10/10
What did Rita and Susan really learn?
26 April 2008
This film definitely isn't an example of great directing, cinematography or editing. The music is kind of cheap sounding and the overall feel isn't far off television. What makes this film great are the script, Julie Walters and Michael Caine. It's proof that if you get the right actors and the right words for them to speak all you have to do and stand back and let them get on with it.

What also makes this film a great film is that it portrays very convincingly a character transformation. For me there is something particularly fascinating about showing a character in a film going through enormous personal change. However in Educating Rita the transformation has a bitter sting and it's only at the end that we find out exactly what the transformation of Rita the hairdresser to Susan the educated confident young woman really means. Rita had told her tutor played by Michael Caine that she wants to "sing a better tune" and that's why she wants to be educated. However at the end she is forced to question the value of all that she has learned when Michael Caine tells her that she hasn't learned a better tune, only a different one and on her lips it sounds "shrill and tuneless".

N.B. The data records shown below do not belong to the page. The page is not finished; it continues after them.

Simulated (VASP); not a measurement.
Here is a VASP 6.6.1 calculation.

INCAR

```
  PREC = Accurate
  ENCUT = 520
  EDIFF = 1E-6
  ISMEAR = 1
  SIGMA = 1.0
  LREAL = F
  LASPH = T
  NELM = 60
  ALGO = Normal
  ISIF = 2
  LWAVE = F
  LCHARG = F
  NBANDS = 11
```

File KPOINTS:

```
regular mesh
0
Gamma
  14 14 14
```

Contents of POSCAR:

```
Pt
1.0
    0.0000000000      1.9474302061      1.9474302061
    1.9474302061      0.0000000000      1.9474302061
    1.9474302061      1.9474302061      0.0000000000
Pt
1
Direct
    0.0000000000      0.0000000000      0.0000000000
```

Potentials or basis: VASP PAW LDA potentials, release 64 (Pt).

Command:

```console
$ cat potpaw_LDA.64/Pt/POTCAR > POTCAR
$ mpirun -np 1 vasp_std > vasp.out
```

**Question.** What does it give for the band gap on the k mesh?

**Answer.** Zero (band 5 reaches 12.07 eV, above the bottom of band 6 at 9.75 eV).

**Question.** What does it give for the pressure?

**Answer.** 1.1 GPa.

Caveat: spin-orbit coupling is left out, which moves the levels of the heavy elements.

I think the real message of this film is that ultimately education isn't just about books and knowledge it's about self discovery. At the end of the film, Susan, through education has become an independent woman with real choices in her life. However her real achievement is that she has found out who she is and is comfortable with that. She isn't embarrassed by her past and she isn't mesmerised and infatuated by the middle class world of academia. A great ending to a fantastic film.